Demand for Bitcoin and other crypto-linked investment products continued to weaken on Thursday, even after the much-anticipated end of the 43-day U.S. government shutdown.
U.S. spot Bitcoin exchange-traded funds (ETFs) recorded $866 million in net outflows, their second-worst day on record following the $1.14 billion drained on Feb. 25, 2025, data from Farside Investors shows.
It also marked the second straight day of ETF outflows, underscoring muted investor sentiment despite the government reopening.
The heavy withdrawals came just one day after President Donald Trump signed a stopgap funding bill on Wednesday, extending federal funding through Jan. 30, 2026.

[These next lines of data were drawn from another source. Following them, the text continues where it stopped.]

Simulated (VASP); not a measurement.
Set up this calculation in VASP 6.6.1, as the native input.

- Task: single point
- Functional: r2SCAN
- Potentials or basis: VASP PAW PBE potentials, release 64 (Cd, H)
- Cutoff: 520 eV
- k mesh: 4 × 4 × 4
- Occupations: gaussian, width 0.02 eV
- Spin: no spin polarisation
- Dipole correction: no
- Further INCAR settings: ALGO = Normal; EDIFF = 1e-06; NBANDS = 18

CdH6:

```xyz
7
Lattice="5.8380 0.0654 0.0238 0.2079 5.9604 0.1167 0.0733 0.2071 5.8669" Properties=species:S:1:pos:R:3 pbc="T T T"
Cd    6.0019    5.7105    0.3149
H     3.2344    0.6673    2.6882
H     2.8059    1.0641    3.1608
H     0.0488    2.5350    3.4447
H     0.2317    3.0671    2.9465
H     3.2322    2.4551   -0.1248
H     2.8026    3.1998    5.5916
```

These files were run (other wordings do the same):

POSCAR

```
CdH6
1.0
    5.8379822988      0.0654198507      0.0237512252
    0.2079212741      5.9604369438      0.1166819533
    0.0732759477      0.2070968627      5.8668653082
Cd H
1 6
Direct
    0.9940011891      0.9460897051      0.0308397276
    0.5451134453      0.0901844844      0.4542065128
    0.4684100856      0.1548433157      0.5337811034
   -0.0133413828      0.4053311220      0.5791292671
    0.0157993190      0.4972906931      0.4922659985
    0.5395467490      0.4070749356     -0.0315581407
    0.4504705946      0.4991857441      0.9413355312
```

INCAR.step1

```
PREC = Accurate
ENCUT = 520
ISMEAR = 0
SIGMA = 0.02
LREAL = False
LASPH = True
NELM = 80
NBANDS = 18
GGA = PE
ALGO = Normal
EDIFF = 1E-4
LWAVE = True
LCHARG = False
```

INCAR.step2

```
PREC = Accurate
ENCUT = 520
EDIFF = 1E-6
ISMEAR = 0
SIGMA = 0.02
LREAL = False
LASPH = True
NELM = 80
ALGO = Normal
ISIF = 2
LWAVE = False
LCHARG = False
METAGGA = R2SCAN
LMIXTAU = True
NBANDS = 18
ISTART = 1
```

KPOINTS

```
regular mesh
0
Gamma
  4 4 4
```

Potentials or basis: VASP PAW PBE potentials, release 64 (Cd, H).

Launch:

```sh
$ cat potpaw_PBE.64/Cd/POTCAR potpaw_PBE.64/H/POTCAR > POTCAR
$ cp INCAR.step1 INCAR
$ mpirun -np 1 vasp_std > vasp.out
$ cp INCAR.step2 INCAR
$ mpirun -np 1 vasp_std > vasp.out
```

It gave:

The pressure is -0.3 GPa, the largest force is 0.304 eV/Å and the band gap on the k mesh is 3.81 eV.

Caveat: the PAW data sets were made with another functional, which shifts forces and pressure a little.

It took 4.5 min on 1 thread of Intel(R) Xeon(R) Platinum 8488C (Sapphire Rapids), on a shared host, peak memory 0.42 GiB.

The sharp drop-off in ETF demand is raising alarms among crypto investors, especially since these funds—alongside Michael Saylor’s aggressive accumulation strategy—were major catalysts behind Bitcoin’s surge in 2025.
Still, analysts say the broader bull market structure remains intact. According to Ki Young Ju, founder and CEO of CryptoQuant, Bitcoin would need to fall below $94,000—the average cost basis of investors who accumulated BTC over the past six to 12 months—for a true trend reversal to be confirmed.
“I don’t think the bear cycle is confirmed unless we lose that level. I’d rather wait than jump to conclusions,” Ju wrote in an X post on Friday.

Some analysts say the traditional four-year Bitcoin cycle no longer applies in today’s market, pointing to the impact of spot ETFs and shifting U.S. policy.
“With the arrival of Bitcoin ETFs and a new administration, we’ve moved into an entirely new market structure,” Bitwise CEO Hunter Horsley said in an X post on Thursday.
“I think there’s a pretty good chance that we’ve been in a bear market for almost 6 months now and are almost through it.”
“The setup for crypto right now has never been stronger,” Horsley added.
XRP ETF Tops All 2025 Launches, Showing Strong Altcoin Demand
Even with broader concerns about the market cycle, new altcoin-focused ETFs suggest investor appetite for crypto remains solid.
Canary Capital’s XRP (XRPC) ETF—the first U.S. spot ETF to hold XRP directly—debuted on Thursday, according to Cointelegraph. Its launch outperformed every other crypto and traditional ETF rolled out in 2025, signaling rising demand for regulated altcoin investment products.

“Congrats to $XRPC for $58 million in day-one volume—the highest of any ETF launched this year (out of 900)—just barely edging out $BSOL’s $57 million,” Bloomberg ETF analyst Eric Balchunas wrote in an X post on Thursday.
“The two of them are in a league of their own, with third place more than $20 million behind,” he added.
Elsewhere in the crypto ETF market, Ether funds saw $259 million in outflows on Thursday, while Solana ETFs attracted $1.5 million in new inflows, extending their winning streak to 13 consecutive days, according to Farside Investors.